Het Kleine Blaadjes Museum
Tuesday, 18 December 2007
Here are some covers of the oldest X-Mas zines that I received. They were made by Aad Duineveld, Piet Schreuders and Aart Clercx. Like I said yesterday, I gave 90% of my zines collection away to Het Kleine Blaadjes Museum in Eeklo. I only kept a few hundred.
I had always hoped to write a book about these zines, but after our children were born I began to realise that I would never do 1% of all the projects that I had in mind, and I began to give many things away. If I had known that I would ever write a blog like this, I think I would have kept more stuff myself. Although, I wouldn’t know where to keep it.
By the way, I lost contact with Het Kleine Blaadjes Museum and couldn’t find it with Google, so if anybody can send me a link, I would very much appreciate that.)
Het Kleine Blaadjes Museum was housed in Eeklo, in a place named De Media. De Media was run by Jan de Boever and Emma di Lemma. It was a combination of a concert hall, a café, a gallery and many other things. Jan loved fanzines even more than I did. In 1989/90 he organised an exhibition that travelled through many European museums, named ”Fanzine as an object” I was among the people who were asked to make a one-of-one zine for this exhibition and remember how proud I was that my zine was in the catalogue.
Most of the other participants operated in the mail art scene; I never had much interest in mail art, so I hardly knew anybody of the other artists. I remember that I walked though the museum thinking that the zines I had at home were far more interesting than what I saw on the museum walls.
One of the first zines that I made was named Writtenews, and I am very happy that this zine had a circulation of only a handful of copies, of which hopefully not much still exists. The zine was hand lettered, zeroxed, A5 sized, and had 2 to 4 pages. I made about 40 issues. I just read the issues that I found back and am amazed to see that it looks very much like what I am doing now, 25 years later. As a person I feel completely changed, but I cannot see much of that change in what I produce.
The fanzine culture is for me linked with the cassette culture, just as blogs and mp3’s go together. So, in order to come up with a suitable soundtrack for today, I picked my copy of the Cassette Culture tape.

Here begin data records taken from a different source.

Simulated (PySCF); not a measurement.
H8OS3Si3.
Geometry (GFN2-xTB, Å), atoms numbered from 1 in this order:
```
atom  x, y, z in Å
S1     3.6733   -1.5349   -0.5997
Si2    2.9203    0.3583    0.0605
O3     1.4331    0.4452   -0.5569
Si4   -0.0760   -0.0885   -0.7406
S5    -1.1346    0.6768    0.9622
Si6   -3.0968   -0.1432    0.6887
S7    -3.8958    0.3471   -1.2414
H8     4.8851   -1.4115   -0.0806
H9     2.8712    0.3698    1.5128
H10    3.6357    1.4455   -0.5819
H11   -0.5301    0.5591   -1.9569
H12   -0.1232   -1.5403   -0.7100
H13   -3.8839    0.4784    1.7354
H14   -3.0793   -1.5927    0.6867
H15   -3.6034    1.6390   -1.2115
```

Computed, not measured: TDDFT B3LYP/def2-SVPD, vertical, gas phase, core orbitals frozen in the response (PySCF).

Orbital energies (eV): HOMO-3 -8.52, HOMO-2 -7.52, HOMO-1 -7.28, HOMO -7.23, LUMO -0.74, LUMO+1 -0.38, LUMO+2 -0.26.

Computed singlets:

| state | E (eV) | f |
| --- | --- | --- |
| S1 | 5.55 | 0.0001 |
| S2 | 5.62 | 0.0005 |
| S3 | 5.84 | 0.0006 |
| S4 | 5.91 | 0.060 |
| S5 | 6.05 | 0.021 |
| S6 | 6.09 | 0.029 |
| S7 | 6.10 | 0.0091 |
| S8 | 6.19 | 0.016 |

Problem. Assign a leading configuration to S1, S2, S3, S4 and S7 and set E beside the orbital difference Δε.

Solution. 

It must be one of the most copied tapes of the world. I heard as very late, and i got a copy without any information. I think people were asked to send in answers to questions that were distributed on a photocopied list. These answers were on a cassette, of course, and somebody edited all the responses into a c90 tape. A nice glimpse in a gone world. It is all about the American cassette culture, which was very different from what was happening in Holland. The same goes for fanzines. In America a circulation of a few hundred copies was considered small, while in Holland most of the best zines/tapes were distributed in circulations of 50 copies or less.